How Target Came Close to the Bulls-Eye

Yesterday, Target Stores ran a very interesting two-page ad in the nation’s major Sunday newspapers. It showed five customer e-mails that were essentially complaints about Target’s customer service and provided five very clear, action-oriented responses. What was most refreshing was that they acknowledged flaws: “You could do a much better job of replenishing your stock, especially in food” and “Can you please have your employees be more friendly and say ‘thank you’?” What’s more, there was no weasel-wording, no equivocation in the responses. It would have been far more common for the company to respond by saying you must have met our only rude clerk. Instead, they described exactly what their customer service expectations are for friendly service and provided the specifics of the behavior they expect from their checkout personnel. They also made it clear that they had provided personal replies to each customer email and provided a link to solicit any ongoing feedback.
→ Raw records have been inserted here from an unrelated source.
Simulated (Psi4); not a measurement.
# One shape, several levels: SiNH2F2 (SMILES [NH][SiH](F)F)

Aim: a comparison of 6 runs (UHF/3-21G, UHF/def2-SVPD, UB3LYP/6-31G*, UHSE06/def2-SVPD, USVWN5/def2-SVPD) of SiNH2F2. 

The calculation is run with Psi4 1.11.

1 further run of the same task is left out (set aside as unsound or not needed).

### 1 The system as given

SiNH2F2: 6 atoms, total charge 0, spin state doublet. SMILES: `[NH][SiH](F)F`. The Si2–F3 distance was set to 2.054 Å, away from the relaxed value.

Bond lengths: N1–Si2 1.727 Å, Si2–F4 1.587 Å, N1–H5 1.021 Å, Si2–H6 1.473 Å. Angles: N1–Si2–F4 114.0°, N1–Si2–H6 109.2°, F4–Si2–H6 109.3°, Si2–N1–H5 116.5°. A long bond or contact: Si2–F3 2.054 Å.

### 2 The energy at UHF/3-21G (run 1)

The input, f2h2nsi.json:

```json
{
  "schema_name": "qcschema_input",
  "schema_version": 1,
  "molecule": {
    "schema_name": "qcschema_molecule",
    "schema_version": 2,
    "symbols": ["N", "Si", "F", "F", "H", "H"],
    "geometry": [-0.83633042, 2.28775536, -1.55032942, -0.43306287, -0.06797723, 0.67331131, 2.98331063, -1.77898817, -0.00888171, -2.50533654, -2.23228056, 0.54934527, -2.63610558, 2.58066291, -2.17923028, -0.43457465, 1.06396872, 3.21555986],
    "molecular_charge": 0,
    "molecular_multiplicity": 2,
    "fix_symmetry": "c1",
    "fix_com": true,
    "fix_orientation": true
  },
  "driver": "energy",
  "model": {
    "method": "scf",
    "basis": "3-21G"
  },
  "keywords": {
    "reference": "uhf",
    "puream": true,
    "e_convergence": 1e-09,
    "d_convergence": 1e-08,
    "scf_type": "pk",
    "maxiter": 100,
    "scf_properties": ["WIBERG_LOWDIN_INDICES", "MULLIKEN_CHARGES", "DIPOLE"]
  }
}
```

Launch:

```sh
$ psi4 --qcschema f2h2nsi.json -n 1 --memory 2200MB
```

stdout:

So, if they sincerely want one more comment, I do have one small gripe. The ad stated, “On May 31st, we published an invitation in this newspaper: Tell us what more we can do for you. 627 of you e-mailed Target…” When I read that in Newsday I interpreted it to mean 627 people from that readership but then I read the same figure in The New York Times later that day. So, I presume the total national response was only 627 people—how small was this previously published “invitation?”—now I picture it being one of those legal notices and perhaps not such an earnest request for feedback. So, in my opinion, Target came close to a bulls-eye but fell a bit short of the mark.